HARRIS: The playwright has given you the structure, the outline, the words that expose feelings.

TM: What do you look for in a director?

HARRIS: That they light the fire under you. I’ve been spoiled with some great directors. Charles Nelson Reilly–that’s the ultimate, that’s Mt. Everest, because not only is he extraordinarily intuitive, but he makes the experience of finding the story together fun.

TM: What was it like working with Harold Clurman?

HARRIS: Harold was wonderful. He would whip everybody up to fever pitch before you began the first rehearsal. You read the play and then he’d talk about it. Then you’d read it again, and he would talk, talk, and talk for two or three days at least. I wish he would stop talking and let us do it. By that time you were so whipped to a frenzy that you wanted to reach the story, you wanted to encompass it. He knew so much about theater.


TM: Do you know when you’re beginning a play how it’s going to go? Do you ever say this play is destined to…?


HARRIS: I think we all knew that with The Member of the Wedding. With a play like that, you didn’t care if anybody else liked it. You just knew how special it was.

TM: Was it a different experience making the movie after doing the play?

HARRIS: It was my first movie and I was still giving a stage performance, and Fred Zinnemann had to constantly bring me down.

TM: What were rehearsals for the play like?

HARRIS: There was a great Life magazine photographer, Ruth Orkin. She was assigned to take pictures of me the opening day of The Member of the Wedding. She was there from the time I got up in the morning until I came back home and washed the makeup off my legs in my tub in my coldwater flat. Her daughter recently sent me those pictures. There was a shot of Ethel Waters, Brandon DeWilde, and myself taking a curtain call. It made me cry. Ethel is there with her little fur around her throat and Brandon in his little white suit and me. I’m the last one. They’re all gone now.

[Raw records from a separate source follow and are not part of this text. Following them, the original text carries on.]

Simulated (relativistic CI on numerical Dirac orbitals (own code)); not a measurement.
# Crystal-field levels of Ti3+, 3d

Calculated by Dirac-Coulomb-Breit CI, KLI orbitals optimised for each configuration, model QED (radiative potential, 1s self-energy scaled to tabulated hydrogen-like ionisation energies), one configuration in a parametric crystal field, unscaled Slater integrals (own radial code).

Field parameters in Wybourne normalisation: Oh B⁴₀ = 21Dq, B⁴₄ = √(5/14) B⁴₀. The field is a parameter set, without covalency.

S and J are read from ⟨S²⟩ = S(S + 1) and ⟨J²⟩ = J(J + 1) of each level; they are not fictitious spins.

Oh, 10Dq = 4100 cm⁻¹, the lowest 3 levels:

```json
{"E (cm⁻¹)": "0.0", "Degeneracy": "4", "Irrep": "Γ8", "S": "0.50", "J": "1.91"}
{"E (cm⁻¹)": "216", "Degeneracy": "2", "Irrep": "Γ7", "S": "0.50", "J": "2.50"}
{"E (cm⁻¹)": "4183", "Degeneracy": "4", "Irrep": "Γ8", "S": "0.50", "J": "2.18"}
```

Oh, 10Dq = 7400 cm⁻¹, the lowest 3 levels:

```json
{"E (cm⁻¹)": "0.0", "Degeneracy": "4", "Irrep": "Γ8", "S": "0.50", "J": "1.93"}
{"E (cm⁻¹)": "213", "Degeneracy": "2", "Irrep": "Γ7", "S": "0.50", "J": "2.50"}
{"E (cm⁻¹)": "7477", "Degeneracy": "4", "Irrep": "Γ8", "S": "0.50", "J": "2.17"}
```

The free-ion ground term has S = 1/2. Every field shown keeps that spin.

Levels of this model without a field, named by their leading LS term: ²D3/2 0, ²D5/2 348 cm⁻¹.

TM: What was opening night like?

HARRIS: I didn’t think I was particularly good that night, but the audience didn’t know the difference. When the curtain came up for the curtain call, the audience sounded like the roar of the ocean. We were standing on the shore and the ocean was coming over us. I thought, oh my God, they embraced this play. That was in this picture. The three of us standing there like, “What’s that noise? What’s that sound?” I can tell you great moments that I have seen that will make it live for you. How the world stopped when Laurette Taylor smiled and laughed and sang. I didn’t know where I was when the curtain came down. I said, “I never want to leave this theater.” That’s why I see things like Nicholas Nickelby and Roy Dotrice doing his one-man show, Brief Lives, seven times. I never can get enough. I took Charles Nelson Reilly, who doesn’t like to go to the theater, to Nicholas Nickelby, and when the play was over he said, “Can we go again?” I said, “We can go everyday if you want.” At it’s very best, the theater is a balm for hurt minds. It unites us as human beings, gives us a home, brings us together. You say: That’s what it means to be alive, to be human, to feel your heart beat. That’s what it means. Theater does that.